Comedic ventriloquist Nina Conti continued her residency at the Criterion Theatre in the heart of London’s Piccadilly Circus for her ‘In Your Face’ show, which will run there until the 12th March. The comedienne is best known for appearances on the programmes like Live At The Apollo and Russell Howard’s Good News.
‘In Your Face’ is almost entirely improvised, Conti plucking inspiration from the audience each night with just a few go-to tricks to pull out of her sleeve. With the help of Monkey, her trusty sidekick, the Hampstead-born star was able to provide a laugh-a-minute up until the interval.

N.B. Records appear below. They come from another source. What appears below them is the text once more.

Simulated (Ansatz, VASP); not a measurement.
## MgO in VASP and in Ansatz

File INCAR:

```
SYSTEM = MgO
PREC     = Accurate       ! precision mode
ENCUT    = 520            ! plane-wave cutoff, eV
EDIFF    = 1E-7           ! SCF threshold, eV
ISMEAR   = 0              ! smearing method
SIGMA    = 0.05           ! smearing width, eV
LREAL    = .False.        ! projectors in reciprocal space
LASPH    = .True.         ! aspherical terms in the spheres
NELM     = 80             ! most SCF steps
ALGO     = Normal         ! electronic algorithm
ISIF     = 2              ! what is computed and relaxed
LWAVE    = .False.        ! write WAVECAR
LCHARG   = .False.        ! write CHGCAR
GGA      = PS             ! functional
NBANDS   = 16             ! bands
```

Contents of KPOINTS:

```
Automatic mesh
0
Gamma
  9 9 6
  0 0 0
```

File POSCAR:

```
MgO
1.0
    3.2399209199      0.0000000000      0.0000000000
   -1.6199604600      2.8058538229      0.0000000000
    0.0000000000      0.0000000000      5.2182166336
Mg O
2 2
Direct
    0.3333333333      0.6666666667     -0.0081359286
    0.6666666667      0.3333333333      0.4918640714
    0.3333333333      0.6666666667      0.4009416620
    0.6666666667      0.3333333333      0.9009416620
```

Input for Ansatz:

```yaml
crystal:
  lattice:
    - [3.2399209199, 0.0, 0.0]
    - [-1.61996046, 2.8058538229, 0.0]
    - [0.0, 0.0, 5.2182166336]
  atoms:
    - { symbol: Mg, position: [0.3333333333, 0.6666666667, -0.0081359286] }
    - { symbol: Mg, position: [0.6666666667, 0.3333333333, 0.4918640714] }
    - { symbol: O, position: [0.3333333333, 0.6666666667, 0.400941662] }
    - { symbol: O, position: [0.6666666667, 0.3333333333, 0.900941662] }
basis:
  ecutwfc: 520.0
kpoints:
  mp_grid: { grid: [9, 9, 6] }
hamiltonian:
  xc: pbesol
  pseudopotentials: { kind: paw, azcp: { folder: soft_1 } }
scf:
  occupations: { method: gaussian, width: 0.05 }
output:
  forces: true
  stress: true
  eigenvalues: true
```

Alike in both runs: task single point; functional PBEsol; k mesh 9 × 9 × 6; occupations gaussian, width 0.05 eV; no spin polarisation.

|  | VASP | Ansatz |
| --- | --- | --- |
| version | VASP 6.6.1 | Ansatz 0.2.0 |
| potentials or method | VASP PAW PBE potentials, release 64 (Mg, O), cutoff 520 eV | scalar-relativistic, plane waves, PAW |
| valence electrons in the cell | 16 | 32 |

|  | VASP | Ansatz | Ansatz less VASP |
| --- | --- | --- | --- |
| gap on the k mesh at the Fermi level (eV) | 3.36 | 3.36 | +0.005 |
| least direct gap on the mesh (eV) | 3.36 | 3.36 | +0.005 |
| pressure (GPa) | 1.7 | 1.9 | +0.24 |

Surprisingly, Monkey was able to provide more laughs than Conti’s famous mask routine. Monkey acted as her alter ego by proclaiming what Conti really meant as opposed to what she was actually politely saying to audience members, flirting and insulting. The mask routine, where Conti places an operational mouth over a participant (see video below), did have the audience in stitches however, particularly when Nick, the law student, got up and acted out ‘shapes’ he wanted to give his friend for her birthday.
It is quite hard to articulate how funny the mask routine is without you being there, but the way Conti is able to improvise on the spot and create humorous content just from the mannerisms, movements and little details she reads in the participant is very impressive.
Following a few more participants in the masks, the safety curtain fell. The second half, unfortunately, would not live up to the first.
The second half started brightly, with Conti crawling into a bag so that Monkey could be “alone” with the audience. Audience members were then encouraged to shout out questions to which Monkey would comically reply. Following this segment, Conti invited up a few of those that had questioned the primate and this is where things began to get a little stale.
I personally think the issue was that it was very hard to create comic content from just the occupations of the participants on stage. There was a police woman, a satellite co-ordinator, a milkman and a “postman” (it turns out he was actually an actor). Despite those four occupations sounding like the start to a bad joke, Conti struggled to improvise a comedic routine for the duration of time she needed to. There were some very funny moments, but the overall segment seemed to drag and felt forced, which was a shame considering how funny Conti had been in the first half of the show.
The evening finished with a very quick segment where Conti turned herself into a puppet. Climbing into a back-to-front morphsuit and applying one of her masks to the back of her head, she invited audience members to shout out things for her to do. There were a few funny shoutouts, with “downward dog”, “moonwalk” and “sit on a chair” bringing the biggest laughs but, again, the segment felt forced not least because the suggestions from the audience were quite poor towards the end.
Overall it was an enjoyable evening. Nina Conti managed to prove her worth as a beloved British comedienne. It was a shame that the usually high level of comedic content was inconsistent throughout the show. But at the end of the day, the fault of that falls as much to the audience as it does to Conti considering the show was almost entirely improvised. So if you do find yourself in Piccadilly Circus between now and the 12th March, a trip to the Criterion Theatre is very worthwhile.